Her mother says that throughout her life, Shari never cared to discuss her experience.
“People would ask her about it,” Shirley says, “but except for a paper that she wrote for school in eighth grade, she just wouldn’t discuss it. None of us ever have.”
Most kids in the 1970s went home from a seashore vacation with treasured souvenirs from the boardwalk or Fun City. Maybe a special treasure from Creighton’s or Sands Department Store. Suffice it to say that few children ever went home with a Mylar rescue blanket, and an official government-issued petty officer jacket as souvenirs from what was a ride of a lifetime for Shari Davis.
“I enjoyed the helicopter ride much more than the ride on my raft,” she told The Press of Atlantic City.
To this day, it must rank as one of the most memorable vacations ever in Sea Isle City.

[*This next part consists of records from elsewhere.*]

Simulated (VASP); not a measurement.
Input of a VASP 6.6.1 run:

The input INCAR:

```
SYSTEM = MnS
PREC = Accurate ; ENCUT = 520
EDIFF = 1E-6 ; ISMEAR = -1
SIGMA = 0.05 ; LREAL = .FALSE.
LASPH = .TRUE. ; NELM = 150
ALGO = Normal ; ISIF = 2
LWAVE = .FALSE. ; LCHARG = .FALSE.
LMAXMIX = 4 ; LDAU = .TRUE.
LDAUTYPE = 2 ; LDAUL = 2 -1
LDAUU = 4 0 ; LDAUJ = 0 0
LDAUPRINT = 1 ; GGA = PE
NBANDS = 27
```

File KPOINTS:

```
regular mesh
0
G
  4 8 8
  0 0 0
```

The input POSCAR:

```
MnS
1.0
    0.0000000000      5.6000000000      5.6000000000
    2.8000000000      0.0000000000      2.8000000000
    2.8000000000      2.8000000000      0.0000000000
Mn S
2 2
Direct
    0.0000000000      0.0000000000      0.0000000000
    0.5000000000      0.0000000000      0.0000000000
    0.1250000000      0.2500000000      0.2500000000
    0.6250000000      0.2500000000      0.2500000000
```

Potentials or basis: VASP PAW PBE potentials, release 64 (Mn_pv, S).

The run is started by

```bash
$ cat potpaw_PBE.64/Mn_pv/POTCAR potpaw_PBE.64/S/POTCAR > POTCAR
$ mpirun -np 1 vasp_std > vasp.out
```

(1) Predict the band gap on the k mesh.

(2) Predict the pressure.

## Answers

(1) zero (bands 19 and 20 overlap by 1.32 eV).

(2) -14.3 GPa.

Editor’s note: Although they expressed their thanks back in 1972, the Davis family asked Sea Isle Times to once again pass along their sincere gratitude for the efforts of the Sea Isle City Beach Patrol, Sea Isle City Police Department, New Jersey Marine Police, and the U.S. Coast Guard. Ronald Davis told Sea Isle Times: “After all these years, we are still so appreciative of everyone who assisted our family in a very difficult time. Please be sure to convey our appreciation.”